1.) With so many gadgets, including people, vying for our attention, where is human communication headed, especially at an institute of supposed higher learning of all places?
Imagine the 1960s. The image of WSU doesn’t consist of Ipods, cellular phones, computers, blackberries, et other devices competing for our love. Today each is unavoidable on any college campus, even the quiet isolated town of Pullman. Who then is losing out on our love? What impact, if any do these new technologies have on seemingly outdated human behavior?
What is on the horizon in terms of technology? Will traditional forms of communication someday be wiped out? Okay maybe that’s extreme but you can’t tell me you’re not annoyed or mildly interested when you see throngs of collegians walking up and down the mall with some sort of device?
2.) Any homeowner takes their living room for granted. It is just there and it doesn’t plan on moving without permission. Just two years ago, I remember what a living room was like. Then like a rug, it was lifted from under this collective community, and all future cougar cubs.
Students have never formally been asked about this decision to renovate the CUB. Do students notice the big hole in the house? How do they feel about it? Who made the decision? When new students or even veteran students walk through the mall, what are they to think of the fences and construction? Are they not paying the same money previous students have paid to have access to the same living room? How does the increase in student enrollment compare with the renovation?
I will explain to readers how WSU came to decide there would be a CUB renovation. Additionally, I will talk about student life and what it is like to have the heart of the campus cut out during their tenure.
3.) Bob Dylan and John Lennon, amongst others, captivated a whole generation of young people. Almost 45 years later, there is no voice of the people, musically speaking.

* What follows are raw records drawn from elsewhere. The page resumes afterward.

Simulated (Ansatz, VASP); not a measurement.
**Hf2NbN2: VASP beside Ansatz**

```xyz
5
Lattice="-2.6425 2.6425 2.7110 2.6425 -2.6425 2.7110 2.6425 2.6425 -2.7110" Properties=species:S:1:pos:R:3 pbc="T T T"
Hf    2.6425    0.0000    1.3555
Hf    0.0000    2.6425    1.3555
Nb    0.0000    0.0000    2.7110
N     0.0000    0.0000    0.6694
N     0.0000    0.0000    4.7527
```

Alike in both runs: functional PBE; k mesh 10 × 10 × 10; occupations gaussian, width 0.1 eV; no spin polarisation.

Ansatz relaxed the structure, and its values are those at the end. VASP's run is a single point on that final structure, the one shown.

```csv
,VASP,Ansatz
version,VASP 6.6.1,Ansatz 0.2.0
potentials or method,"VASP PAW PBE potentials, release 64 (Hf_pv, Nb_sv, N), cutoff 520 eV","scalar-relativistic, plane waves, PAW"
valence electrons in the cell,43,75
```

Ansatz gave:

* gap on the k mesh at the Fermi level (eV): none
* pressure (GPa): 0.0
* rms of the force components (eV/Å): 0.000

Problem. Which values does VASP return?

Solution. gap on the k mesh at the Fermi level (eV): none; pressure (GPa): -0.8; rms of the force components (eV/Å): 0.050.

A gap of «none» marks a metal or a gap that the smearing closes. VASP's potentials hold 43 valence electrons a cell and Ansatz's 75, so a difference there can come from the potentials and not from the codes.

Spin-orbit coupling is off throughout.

Today, students have no common voice to rally to. What has happened in the years since the 1960s when student activism and music were united? With the political climate as high as it is now, it seems appropriate now more than ever that universities should be centers of musical and student activism. College is historically and supposedly a time for higher learning.
So why is this not the case today? I will address the question of music and its absence to activism. I may approach scholars of music or politics. I may ask students how music impacts their political views at all or if it even has a place in politics like it had in the 1960s.